# Bath Fitters... Any Experiences?



## ed2000 (Feb 16, 2007)

We're thinking of updating our bathroom. Usually I do all my own work but my Wife feels this should be left for a pro to do.
At Lowes I can buy a basic tub and surround for less than 1K plus shower faucets.

Any ideas?


----------



## marcos (Jan 13, 2009)

Our experience with Bath Fitters has been nothing but positive. We had ours done 10 years ago and its still 100%. Hope you have a great experience if you chose them to do the work. They are vey quick and the materials are very good.


----------



## Swervin55 (Oct 30, 2009)

I echo what Marcos said but it's been about 20 years and we've moved since then. The experience was quite good as I recall. It sure is a lot less messy using Bathfitters as compared to a demo and replace but it will cost more, especially if you're talented enough to do reno's yourself. Time vs money is always a trade off.


----------



## Milkman (Feb 2, 2006)

Aren't Bath Fitters the guys who just put a cap over your existing bath tub?

Personally, any of those mean old steel tubs I had were ripped out and replaced with decent tubs a long time ago, but I did the work myself.


----------



## Jim DaddyO (Mar 20, 2009)

Bathfitters goes over anything that is already there. Got a grout line or a bit of silicone that let water through and created mold? That stays too. If you are doing a bathroom it is always better to tear it apart to see how the bones are. Too many problems can get hidden. Just my opinion of course.


----------



## Electraglide (Jan 24, 2010)

Jim DaddyO said:


> Bathfitters goes over anything that is already there. Got a grout line or a bit of silicone that let water through and created mold? That stays too. If you are doing a bathroom it is always better to tear it apart to see how the bones are. Too many problems can get hidden. Just my opinion of course.
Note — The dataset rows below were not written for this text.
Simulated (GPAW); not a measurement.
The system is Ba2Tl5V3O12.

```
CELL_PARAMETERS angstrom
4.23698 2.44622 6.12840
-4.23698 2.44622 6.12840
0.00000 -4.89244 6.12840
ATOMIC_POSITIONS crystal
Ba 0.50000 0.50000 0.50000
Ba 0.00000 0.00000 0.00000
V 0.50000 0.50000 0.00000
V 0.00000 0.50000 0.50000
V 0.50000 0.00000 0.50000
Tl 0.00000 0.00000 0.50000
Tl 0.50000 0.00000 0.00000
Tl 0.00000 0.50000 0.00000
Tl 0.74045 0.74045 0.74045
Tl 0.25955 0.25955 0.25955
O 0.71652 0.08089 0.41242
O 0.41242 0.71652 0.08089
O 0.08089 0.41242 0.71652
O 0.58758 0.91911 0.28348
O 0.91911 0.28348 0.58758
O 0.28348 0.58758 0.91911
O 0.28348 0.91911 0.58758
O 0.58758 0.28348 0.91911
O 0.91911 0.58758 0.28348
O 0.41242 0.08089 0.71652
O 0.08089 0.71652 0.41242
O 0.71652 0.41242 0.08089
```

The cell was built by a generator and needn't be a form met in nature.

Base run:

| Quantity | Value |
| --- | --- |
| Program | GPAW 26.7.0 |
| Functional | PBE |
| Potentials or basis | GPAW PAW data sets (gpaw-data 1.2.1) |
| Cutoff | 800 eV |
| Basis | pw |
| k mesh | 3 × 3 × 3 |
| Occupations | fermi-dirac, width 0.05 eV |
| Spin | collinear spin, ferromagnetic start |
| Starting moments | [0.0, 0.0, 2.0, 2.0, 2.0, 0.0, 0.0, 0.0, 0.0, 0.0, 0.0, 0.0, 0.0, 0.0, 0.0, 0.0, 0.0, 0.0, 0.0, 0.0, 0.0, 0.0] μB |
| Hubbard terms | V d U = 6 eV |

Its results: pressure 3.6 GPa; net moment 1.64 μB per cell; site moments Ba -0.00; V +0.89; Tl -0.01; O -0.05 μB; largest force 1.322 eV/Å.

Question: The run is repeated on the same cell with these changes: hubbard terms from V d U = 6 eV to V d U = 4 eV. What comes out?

My son rents. The landlord had bathfitters in to do both bathtubs. As was said they just cap what is there. So far bathfitters has had to come back 5 times in total. Little things like there was flex in the "new" bathtub and the seal on the drain started to leak. When we do the upstairs tub here I'll have the old soaker tub removed and try and find one of the big old cast iron ones to put in it's place. The soaker is 4 years old but the only ones who use it as a tub are the grand daughters. It's built for someone about 5' 6" so it's no good for me and the wife doesn't like it.....the walls are too high.


----------



## Steadfastly (Nov 14, 2008)

It's not difficult. It is a little time-consuming especially in smaller bathrooms where there is limited room to work. I just did one of ours. We bought an older home and it was the first room we did after remodelling the kitchen.


----------



## zontar (Oct 25, 2007)

I'd say there are pros & cons to Bathfitters, and it depends on what the bathroom is like to start--it might be better to replace it all--even if it costs more--it also depends on your abilities to do the work yourself, your income, other expenses, etc.
But sometimes it makes sense to do a Bathfitters thing.
They do have warranties & have lasted a long time in many homes.
You have to weigh the pros & cons for your bathroom with your abilities/ aptitude/budget, etc.


----------



## Moosehead (Jan 6, 2011)

I just did a bathroom reno at my brothers place. After putting a new 60" tub in an alcove 59" wide I'd have rather had bath fitters do it! 
And I'm experienced with reno's not to mention a tradesman that knows a thing or two about gas, plumbing, and electrical. 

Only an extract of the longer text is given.